The Brown teal is a species of dabbling duck native to New Zealand. Common in the early years of European colonization, the "brown duck" (as it had been often referred to) was heavily harvested as a food source. Its numbers quickly fell, especially in the South Island, and in 1921 they became fully protected. There are no distinctive differences between a male, female, and a juvenile Brown teal during the non-mating season. They all have a white ring around their eyes as well as a mottled brown color on their heads and throat. During the breeding season, the male will begin to change color, now having a green colored head, chestnut-colored breast, and a white stripe on each side of their body. They will sometimes also have a white clerical neckband. This does vary as some males do tend to be more colorful than others.
Brown teal occur on northern North Island (Northland, Great Barrier, and Little Barrier Islands and the Coromandel Peninsula) but also in predator-proof sanctuaries on the mainland such as Tawharanui Regional Park. These birds were once found in forested areas but now they inhabit wetlands, coastal streams, ponds, estuaries, and agricultural areas.
Brown teal are nocturnal ducks; during the day they usually stay hidden in the grass and overhanging vegetation, and at night forage in fields for worms and insects, or hunt small shellfish swimming in bodies of water. Brown teal belong to the family of dabbling ducks because they feed mainly at the water surface rather than by diving. Their legs are placed more towards the center of their bodies and they walk well on land. Brown teal are gregarious and communicate with each other using various calls; males produce soft whistles and pops, and females emit low quacks and growls.
Brown teal are omnivores. They feed mainly on aquatic invertebrates like insects and their larvae, or crustaceans and are quite fond of mollusks. Their diet also includes seeds of sedges, clover leaves, and leaves of various wetland plants.

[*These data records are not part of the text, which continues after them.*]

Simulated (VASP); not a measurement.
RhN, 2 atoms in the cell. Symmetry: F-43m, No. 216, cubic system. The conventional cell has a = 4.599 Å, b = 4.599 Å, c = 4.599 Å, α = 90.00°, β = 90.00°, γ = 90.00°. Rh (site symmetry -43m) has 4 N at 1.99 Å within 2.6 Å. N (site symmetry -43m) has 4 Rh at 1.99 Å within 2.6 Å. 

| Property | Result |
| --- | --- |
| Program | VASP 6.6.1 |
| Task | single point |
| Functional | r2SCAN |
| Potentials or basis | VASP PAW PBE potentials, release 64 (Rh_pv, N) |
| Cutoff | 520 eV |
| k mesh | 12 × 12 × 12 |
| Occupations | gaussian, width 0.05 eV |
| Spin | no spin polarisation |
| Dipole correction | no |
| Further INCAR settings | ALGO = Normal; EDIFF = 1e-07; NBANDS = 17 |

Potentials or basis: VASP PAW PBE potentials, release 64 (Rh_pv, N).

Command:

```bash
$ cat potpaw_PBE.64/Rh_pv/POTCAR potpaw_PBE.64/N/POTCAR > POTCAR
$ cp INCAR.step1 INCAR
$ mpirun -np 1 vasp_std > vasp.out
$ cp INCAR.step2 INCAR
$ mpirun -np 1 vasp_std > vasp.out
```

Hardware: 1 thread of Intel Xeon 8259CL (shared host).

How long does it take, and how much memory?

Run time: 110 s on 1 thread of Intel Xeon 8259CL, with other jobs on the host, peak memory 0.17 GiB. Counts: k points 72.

Brown teal are monogamous and highly territorial. Pairs generally nest in late winter from July to September; however, breeding may occur throughout the year. Their nests are built in thick vegetation near water or under the shelter of large sedge, heavily lined with down. The female lays a clutch of 4 to 8 creamy-brown eggs and incubates them for 27-30 days. The male stays in his territory as a guard, aggressive to all other waterfowl. The ducklings fledge at 50-55 days after hatching but remain with their parents until the following breeding season.
The Brown teal was once widespread on the New Zealand mainland, but it disappeared there due to introduced predators like cats, dogs, and rats, which easily preyed on this unwary, weakly flying bird. Other serious factors that caused its population decline include habitat loss, hunting, roadkill, droughts, and starvation.
According to the IUCN Red List, the total Brown teal population size is around 1,500-2,500 individuals. Currently, this species is classified as Near Threatened (NT) on the IUCN Red List but its numbers today are increasing.